The State Bank of Pakistan held its policy rate at 11.5% on Friday, three days after the April 27 emergency 100-basis-point hike that snapped a fourteen-month easing cycle and broke the bank's wait-and-watch posture on Iran-war energy. [1][2] The Monetary Policy Committee statement cites prolonged Middle East conflict, freight and insurance premiums above pre-conflict levels, and an inflation outlook stuck above the 5-7% target band. [3]
The hold sits four days before the May 5 IMF Article IV review and inside the paper's companion feature on the Rs393.4 petrol hike and Rs380.2 diesel print. The fuel-bill-tripled framing the paper carried Wednesday — Pakistan as the first sovereign-distress casualty of the long-blockade operating premise — now has a monetary-policy mechanism alongside the petroleum-levy mechanism. [3]

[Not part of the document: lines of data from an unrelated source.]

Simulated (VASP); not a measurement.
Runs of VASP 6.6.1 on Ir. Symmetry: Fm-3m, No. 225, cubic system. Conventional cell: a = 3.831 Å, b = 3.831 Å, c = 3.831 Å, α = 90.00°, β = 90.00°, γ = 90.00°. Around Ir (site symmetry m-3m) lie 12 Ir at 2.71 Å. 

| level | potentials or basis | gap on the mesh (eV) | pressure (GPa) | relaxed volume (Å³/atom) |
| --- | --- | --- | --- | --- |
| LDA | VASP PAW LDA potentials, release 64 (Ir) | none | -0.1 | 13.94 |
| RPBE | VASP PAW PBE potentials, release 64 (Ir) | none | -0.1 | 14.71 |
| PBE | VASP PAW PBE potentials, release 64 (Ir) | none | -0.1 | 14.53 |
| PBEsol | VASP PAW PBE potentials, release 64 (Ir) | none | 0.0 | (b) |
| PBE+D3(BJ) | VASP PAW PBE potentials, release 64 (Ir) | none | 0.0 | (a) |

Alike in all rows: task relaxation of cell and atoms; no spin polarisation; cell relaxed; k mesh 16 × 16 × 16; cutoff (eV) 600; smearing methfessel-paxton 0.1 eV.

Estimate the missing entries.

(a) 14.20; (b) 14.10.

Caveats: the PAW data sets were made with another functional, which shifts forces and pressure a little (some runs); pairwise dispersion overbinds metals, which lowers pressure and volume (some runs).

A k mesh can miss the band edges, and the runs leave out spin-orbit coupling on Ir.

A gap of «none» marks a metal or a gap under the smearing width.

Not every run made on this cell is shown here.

Pakistan's March CPI was 7.3%, the highest since August 2024 and a third straight month above target. Real GDP grew 3.8% in H1 FY26 versus 1.9% a year earlier — the rare data point still cutting Islamabad's way. The MPC's hold is not a confidence vote. It is the conservatism Article IV reviewers price in. The May 5 verdict is the next clock; the May 16 GL 134B Russian-oil waiver expiry the one after that.